Almost nothing interests me less than does climate change and anything else that comes under the umbrella of ‘the destruction of the planet’. However, one thing I will give the environmental movement credit for is the way in which it assists modern-day high-school students to disguise as social awareness their natural disinclination to study.
Back when I was doing my HSC, young people were claiming to be preoccupied with the spectre of nuclear annihilation. In those days, your school having even just the one computer was an extremely big deal, and the fact that, we were told, the next world war was almost upon us seemed closely connected with the advent of these machines. Many of my fellow students and I had been deeply affected by the film WarGames, in which a computer allowed David Lightman (Matthew Broderick) not merely to change his high school grades but almost single-handedly send the United States to war with Russia. This state of affairs unfolds because the computer challenges Lightman to play a game between the two countries; he then needs to convince the machine (as though it were a human being) that he had simply wanted diversion, not nuclear apocalypse. Surely I wasn’t the only young person who was certain that just one class of ‘Computer Studies’ would put me a mere step away from a Lightmanesque mistake.
And WarGames was only the half of it. Back then, high school students seemed particularly to enjoy making poorly acted and produced films about the progress of their last night on earth before the bomb hit. Professional filmmakers also seemed to enjoy making badly acted and produced films on variations of this theme – to wit, 1984’s One Night Stand, about four formerly heedless young people who are trapped in the Sydney Opera House the night that nuclear war breaks out and in which the action is interspersed with footage of what seems to be an especially boring Midnight Oil concert. (Speaking of whom, in those days Midnight Oil were regarded as nothing less than soothsayers.) Back in the classroom, ‘General Studies’ primarily consisted of earnest conversations about what you would keep in your bomb shelter and would you really want still to live if you were the last person left alive? (Yes, I would – particularly if I were the last person left alive.)

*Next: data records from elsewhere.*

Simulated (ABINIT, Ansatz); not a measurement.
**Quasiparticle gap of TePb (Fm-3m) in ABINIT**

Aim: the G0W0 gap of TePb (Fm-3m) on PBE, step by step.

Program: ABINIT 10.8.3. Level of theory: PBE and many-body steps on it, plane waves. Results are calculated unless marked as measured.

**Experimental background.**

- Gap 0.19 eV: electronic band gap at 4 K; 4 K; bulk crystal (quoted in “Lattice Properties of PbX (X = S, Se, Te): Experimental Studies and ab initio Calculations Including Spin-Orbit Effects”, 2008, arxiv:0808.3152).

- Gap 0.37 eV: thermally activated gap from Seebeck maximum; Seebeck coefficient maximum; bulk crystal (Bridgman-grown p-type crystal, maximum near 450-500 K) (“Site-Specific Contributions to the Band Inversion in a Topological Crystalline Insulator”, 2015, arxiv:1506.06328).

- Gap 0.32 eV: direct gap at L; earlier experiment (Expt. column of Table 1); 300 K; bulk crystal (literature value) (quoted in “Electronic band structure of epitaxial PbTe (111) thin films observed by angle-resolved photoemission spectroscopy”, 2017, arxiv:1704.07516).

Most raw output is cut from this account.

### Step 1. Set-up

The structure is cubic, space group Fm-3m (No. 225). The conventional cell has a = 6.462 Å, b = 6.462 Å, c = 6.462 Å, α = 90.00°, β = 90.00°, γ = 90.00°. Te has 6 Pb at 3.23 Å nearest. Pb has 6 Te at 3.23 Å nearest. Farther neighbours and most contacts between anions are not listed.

Newspaper articles about the youth often focused on the ‘tribes’ (in those days, primarily so-called ‘punks’, ‘mods’, ‘skins’ and ‘rude boys’) that teenagers joined. But whether the pieces were about these exotic creatures or just regular youths wearing, perhaps, windcheaters, or t-shirts with Ace Frehley transfers on them, they would always feature one of them saying, ‘I just can’t see the point in studying as we’re all going to die any day now.’ I couldn’t see the point in studying either but this was all to do with my preference for watching re-runs of That Girl, reading magazines, talking to my best friend on the phone for at least two hours a day and taking frequent little naps.
And nowadays, young people have so many more distractions than I did twenty or so years ago. It’s a miracle to me that any of them ever opens a textbook at all when they could be watching things on the internet. And the threat of the next Ice Age (or whatever it is that is supposed to take place due to occasionally leaving a light on overnight), hanging over their heads must make a clip of, for example, a kitten rowing a boat even more enticing.
In my view, climate change is well and truly going to end up going the way of the Cold War and the millennium bug: that is, become a relic of a more innocent period. But if the threat of it enables teenagers to be lazy using the time-honoured excuse that soon there will be no world as we know it anyway, I can start to feel more enthusiastic about all the attention it receives. As well, the fact that today’s youth have the brains to continue the grand tradition of cloaking indolence in a pose of being concerned about something taking place outside their bedrooms makes me feel a good deal fonder of them, and certainly much less as though I’d like to see them all sent to fight in a war.